After attending Scrapfest over the weekend and having my first experience with Make n Takes, I learned a few things for future reference in case I ever am in charge of doing some Make n Takes of my own.
Photo by Superhua on Flickr
1. It’s important to make sure that everyone “running” the Make n Takes are fully informed about all the details so that they can explain how to do it and answer anyone’s questions. It’s all well and good to rope your family members into helping out but please train them beforehand.
2. Make careful lists of all the materials and quantities needed for each Make n Take and use this as a checklist when packing for the event. It’s very frustrating to get to a Make n Take only to be told that they have run out of some of the needed supplies because they forgot to pack them.
3. When doing a very basic and simplistic project, it is a good idea to have some extra supplies (different papers, punches, stamps, embellishments) that will allow those who are a bit more advanced to add to their projects over and above the sample. Many had prepackaged “kits” of all the supplies needed for their project (which were great in terms of keeping things organized) but the ones that then had containers of extras that you could add to your kit were most appealing.

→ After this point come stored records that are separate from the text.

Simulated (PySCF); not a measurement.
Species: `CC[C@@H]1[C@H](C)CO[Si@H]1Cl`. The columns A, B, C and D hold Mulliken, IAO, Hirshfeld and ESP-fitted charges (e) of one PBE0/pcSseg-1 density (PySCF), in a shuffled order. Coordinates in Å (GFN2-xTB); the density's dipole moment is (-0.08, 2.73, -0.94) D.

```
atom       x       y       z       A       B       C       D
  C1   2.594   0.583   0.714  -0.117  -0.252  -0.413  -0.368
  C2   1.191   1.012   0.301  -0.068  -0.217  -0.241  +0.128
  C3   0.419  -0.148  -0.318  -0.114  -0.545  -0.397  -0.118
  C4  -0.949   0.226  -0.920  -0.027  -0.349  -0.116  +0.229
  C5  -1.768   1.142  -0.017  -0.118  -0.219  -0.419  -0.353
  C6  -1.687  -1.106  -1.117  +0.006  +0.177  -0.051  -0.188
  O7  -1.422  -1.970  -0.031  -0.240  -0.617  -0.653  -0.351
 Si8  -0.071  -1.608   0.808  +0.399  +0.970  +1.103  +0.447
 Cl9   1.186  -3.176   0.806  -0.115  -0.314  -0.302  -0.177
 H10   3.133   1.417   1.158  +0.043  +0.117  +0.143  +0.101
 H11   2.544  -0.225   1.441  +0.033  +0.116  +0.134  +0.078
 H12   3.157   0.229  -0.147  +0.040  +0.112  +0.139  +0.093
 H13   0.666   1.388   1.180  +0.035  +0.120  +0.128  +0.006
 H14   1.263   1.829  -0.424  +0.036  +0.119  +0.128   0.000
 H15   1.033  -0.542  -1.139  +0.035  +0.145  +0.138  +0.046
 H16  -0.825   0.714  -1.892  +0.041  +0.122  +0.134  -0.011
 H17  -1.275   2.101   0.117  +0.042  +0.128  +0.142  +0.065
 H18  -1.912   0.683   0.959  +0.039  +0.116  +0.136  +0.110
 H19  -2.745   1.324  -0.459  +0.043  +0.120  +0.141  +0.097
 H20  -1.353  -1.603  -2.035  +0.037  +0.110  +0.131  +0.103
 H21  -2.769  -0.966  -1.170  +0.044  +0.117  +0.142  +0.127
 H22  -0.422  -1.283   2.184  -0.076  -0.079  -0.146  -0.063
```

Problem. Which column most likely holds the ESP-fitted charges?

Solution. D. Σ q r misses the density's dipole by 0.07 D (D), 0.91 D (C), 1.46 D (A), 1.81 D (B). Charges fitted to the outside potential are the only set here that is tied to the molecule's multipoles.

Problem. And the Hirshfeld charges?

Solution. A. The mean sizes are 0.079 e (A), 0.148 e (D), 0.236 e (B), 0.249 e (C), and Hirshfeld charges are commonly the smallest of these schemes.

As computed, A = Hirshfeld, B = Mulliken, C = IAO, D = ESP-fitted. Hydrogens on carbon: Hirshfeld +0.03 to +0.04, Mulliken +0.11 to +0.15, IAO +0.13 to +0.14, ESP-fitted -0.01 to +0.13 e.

4. When people come up to do your Make n Take, please greet them warmly, show them the sample, and then explain the process (and perhaps how to use some of the tools) to them. The participants shouldn’t have to practically beg for information.
5. No matter how fabulous the project may be, any project that’s going to take more than 10 minutes or so is not such a great idea. There is nothing more frustrating than to see an amazing Make n Take, wait for HOURS for your turn, and then not even get a turn because the event ends before you get your chance. Make n Takes, I think, should be quickies. If needed, you may need to find a gentle way of prodding participants and moving them along if they choose to sit there for 45 minutes obsessing over their projects.
6. Make n Takes that use products, even super fun products, requiring you to carry them around for quite a while until they dry or that have dimensional items on them that will get squished and ruined if flattened are not terribly convenient. You need something that can be thrown down into a totebag for ease of carrying it around.
7. I found the Make n Takes that taught me a specific technique or allowed me to try out certain tools or products (in particular new ones or ones I wasn’t likely to have tried before) were far more interesting to me than the ones that were a bunch of precut pieces that simply needed to be glued together according to the sample provided, no matter how adorable the resulting greeting cards were.